Europe Needs to Boost Wind Supply Chains
10 Mar, 202310 minsThe EU’s REPowerEU strategy has set ambitious plans to not only save energy, but to pr...
The EU’s REPowerEU strategy has set ambitious plans to not only save energy, but to produce more clean energy, placing high demands on current energy infrastructures. Under the new plan, the EU wants wind energy to more than double by 2030, building independence from unreliable suppliers and unstable fossil fuels. This will call for huge investments in both new and existing industrial production capacities, and will see massive changes to the industry as a whole. But does the wind supply chain have the means to invest at such a scale?
Currently, Europe’s five wind turbine manufacturers are operating at a loss, even though current electricity prices are so high. According to Wind Europe, 19GW of new wind capacity was installed in 2022, which is considerably less than the EU needs to stay on track. At least 30GW per year is needed to meet the targets on time. So why is the wind supply chain struggling to meet these targets, and what can be done to rectify the situation?

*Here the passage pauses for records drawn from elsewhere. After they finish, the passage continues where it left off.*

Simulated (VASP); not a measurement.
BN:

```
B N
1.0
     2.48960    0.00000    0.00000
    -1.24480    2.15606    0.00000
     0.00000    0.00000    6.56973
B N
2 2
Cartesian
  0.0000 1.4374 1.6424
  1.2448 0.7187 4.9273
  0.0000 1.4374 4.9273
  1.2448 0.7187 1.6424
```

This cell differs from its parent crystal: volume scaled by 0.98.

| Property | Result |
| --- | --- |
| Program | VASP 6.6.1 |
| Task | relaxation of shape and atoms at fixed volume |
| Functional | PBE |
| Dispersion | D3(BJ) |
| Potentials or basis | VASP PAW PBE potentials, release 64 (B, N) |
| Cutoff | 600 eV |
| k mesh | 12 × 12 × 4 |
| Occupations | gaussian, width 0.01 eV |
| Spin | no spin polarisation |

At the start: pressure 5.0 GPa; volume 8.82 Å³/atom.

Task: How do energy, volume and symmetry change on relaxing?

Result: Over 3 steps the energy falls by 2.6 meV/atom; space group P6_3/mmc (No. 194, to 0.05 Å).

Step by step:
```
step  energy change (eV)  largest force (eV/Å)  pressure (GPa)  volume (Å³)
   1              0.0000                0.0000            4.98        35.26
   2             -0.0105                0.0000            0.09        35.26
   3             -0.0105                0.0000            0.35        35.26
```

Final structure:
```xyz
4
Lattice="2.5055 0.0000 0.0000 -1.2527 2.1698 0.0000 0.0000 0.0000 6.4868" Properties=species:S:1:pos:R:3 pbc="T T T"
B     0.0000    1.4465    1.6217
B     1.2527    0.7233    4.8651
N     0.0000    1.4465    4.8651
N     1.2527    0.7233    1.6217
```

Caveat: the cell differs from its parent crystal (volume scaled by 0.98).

- Permitting remains bottleneck. Higher targets and expansion plans aren’t translating into wind turbine orders because the new wind farms just aren’t being permitted at the rate that’s required. The EU is building at around half the rate it needs to; permitting rules and procedures are complex, and understaffing also holds permitting back- currently, 80GW of wind projects are stuck in permitting procedures.
- Prices are holding things up too. The cost of steel and other commodities, alongside increased shipping costs and supply chain bottlenecks have raised the overall price of wind turbines. And due to the lapse in time when it comes to order and delivery, the extra costs fall to the supply chain.
- Government auctions are bringing prices up. The auctions are almost always cost driven, but this has led to some countries being forced to allow negative bidding, requiring developers to pay for the rights to build a wind farm. The extra costs accrued are then passed on to the supply chain- who are tackling profit loss- or to the consumers, who are already struggling with high energy bills.
- EU can’t keep up with international competitors. Despite almost all of Europe’s wind turbines being made in Europe, Chinese manufacturers are now starting to win contracts in Europe, thanks to lower costs.
- Renewable revenues are uncertain. 2022 saw a number of government interventions on electricity markets which did nothing for investor confidence, and which changed revenue flows for wind energy projects. The result of this was a decrease in investments in wind energy and nearly no new Final Investment Decision in offshore wind. Additionally, orders for new wind turbines were down 47% compared to 2021.
The EU needs to boost wind supply chains in order to reverse the trends we’re seeing, and to meet the targets set. The European Commission is set to bring forward new legislation for an EU Green Deal Industrial Plan to strengthen the competitiveness of Europe’s net-zero industry and to support it’s progress towards climate neutrality. This plan will need to demonstrate it’s ability to achieve answers to the US Inflation Reduction Act if clean energy industries are to invest.
The plan must also:
- Remain focused on core technologies required for climate neutrality- specifically wind, solar, storage, electrolsyers and heat pumps and their adjacent supply chains.
- Invest EU resources to support immediate investments in the wind supply chain, in addition to a more fluid approach to national tax credits.
- Maintain the simplicity of funding and financing allocation rules to ensure money can get to the supply chain quickly. Immediate investment are crucial for achieving the 2030 targets.
- Accelerate permitting for wind energy projects- national governments need to apply the EU emergency rules on permitting, with simplification rules of the Renewable Energy Directive as soon as possible.
- Ensure the reliability of auction volumes for wind energy, so that lead times are shortened.
- Ensure EU state aid rules permit National Government to fully index schemes in place to support auctions.
- Guarantee EU state aid rules to give full flexibility to national governments to use non-price criteria in auctions, and to reward the added value European manufacturers bring when it comes to energy system integration, sustainability, jobs and community engagement.
- Ensure negative bidding is avoided.